Friday, 20 May 1988
1.
NSF IS ABOUT TO BE CLOBBERED BY THE SENATE AGAIN THIS YEAR.
California did not drop into the Pacific last week as Nostradamus
had predicted, but a major disaster took place on Friday the 13th
when the Senate Appropriations Committee made its allocations for
the 13 subcommittees. Whether it was the stars or the lame-duck
status of Subcommittee Chairman William Proxmire (D-WI), the
allocation for HUD-Independent Agencies, which includes both NSF
and NASA, was about $1B less than its House counterpart got. The
NSF Office of Legislative and Public Affairs acknowledges that
this makes it highly unlikely that the Senate appropriation for
NSF will even come close to the 9.8% increase called for by the
House subcommittee (WN 13 May 88).
Appropriations Committee
sources predict that the Space Station is comatose if not dead,
but they do not expect its demise to benefit the NSF. The
subcommittee will complete its gruesome work about mid-June.
2
. A "BUY AMERICA" PROVISION THREATENS THE NSF AUTHORIZATION
BILL
that is scheduled to go to the House floor in early June.
The amendment, sponsored by Doug Walgren (D-PA), whose district
includes a lot of idle steel capacity, would require the NSF's
Antarctic research vessel to be built in an American shipyard.
That runs counter to the free trade policy of the Administration,
and OMB has declared its intention to urge a Presidential veto.
3. THE NEXT ADMINISTRATION WILL DECIDE THE FATE OF THE SSC.
The House passed the Energy and Water Development Appropriations Bill
this week (WN 13 May 88) with
few changes. In providing no funds
for construction of the super collider (or any other new start),
the House made it easy for the next administration to reexamine
its priorities. On the Senate side, the Energy and Natural
Resources Committee scolded Secretary of Energy Herrington for
transferring $8M from the FY 88 Departmental Administration
Appropriation to cover costs incurred in the SSC site selection
process by a private contractor. The Committee implied that if
the DOE had that much money lying around, it should have used it
to relieve the serious underfunding of existing DOE facilities.
4. THE DISPOSAL OF WEAPONS-GRADE NUCLEAR MATERIALS from
dismantled warheads would be a major problem in the event of a
strategic arms reduction treaty. The Morrison Amendment to the
Defense Authorization Bill (H.R. 4264) gives the Secretary of
Energy 90 days to formulate a plan for demonstrating the
feasibility of burning the material in a liquid metal reactor.
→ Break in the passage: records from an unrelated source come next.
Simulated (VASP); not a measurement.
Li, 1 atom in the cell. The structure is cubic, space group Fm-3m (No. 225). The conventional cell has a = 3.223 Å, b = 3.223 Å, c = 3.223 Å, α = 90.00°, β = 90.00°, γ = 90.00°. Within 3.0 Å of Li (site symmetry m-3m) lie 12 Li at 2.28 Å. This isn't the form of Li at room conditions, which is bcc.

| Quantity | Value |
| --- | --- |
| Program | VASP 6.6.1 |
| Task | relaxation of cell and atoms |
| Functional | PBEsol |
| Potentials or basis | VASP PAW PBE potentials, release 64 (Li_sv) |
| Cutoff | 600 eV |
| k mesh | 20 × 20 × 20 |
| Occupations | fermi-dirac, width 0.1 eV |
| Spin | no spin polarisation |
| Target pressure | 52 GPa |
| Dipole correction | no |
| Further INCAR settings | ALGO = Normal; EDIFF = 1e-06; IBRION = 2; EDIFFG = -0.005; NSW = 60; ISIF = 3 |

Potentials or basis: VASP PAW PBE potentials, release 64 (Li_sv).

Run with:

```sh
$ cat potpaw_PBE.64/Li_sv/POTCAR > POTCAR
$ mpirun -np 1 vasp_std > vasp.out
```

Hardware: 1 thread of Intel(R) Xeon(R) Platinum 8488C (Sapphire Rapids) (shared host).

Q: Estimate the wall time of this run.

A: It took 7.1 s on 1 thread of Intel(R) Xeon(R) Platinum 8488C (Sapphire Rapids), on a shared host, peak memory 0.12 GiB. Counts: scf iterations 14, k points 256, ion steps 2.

Wolfgang Panofsky commented at a conference last November that
the American nuclear power industry might welcome a change of
image to "the industry that destroys nuclear weapons."
5. THE UBIQUITOUS "DRUG-FREE WORKPLACE" AMENDMENT STRIKES
CAPITOL HILL.
Yesterday it was attached to the House bill to fund
Congress. It fails on voice vote but always passes on roll call.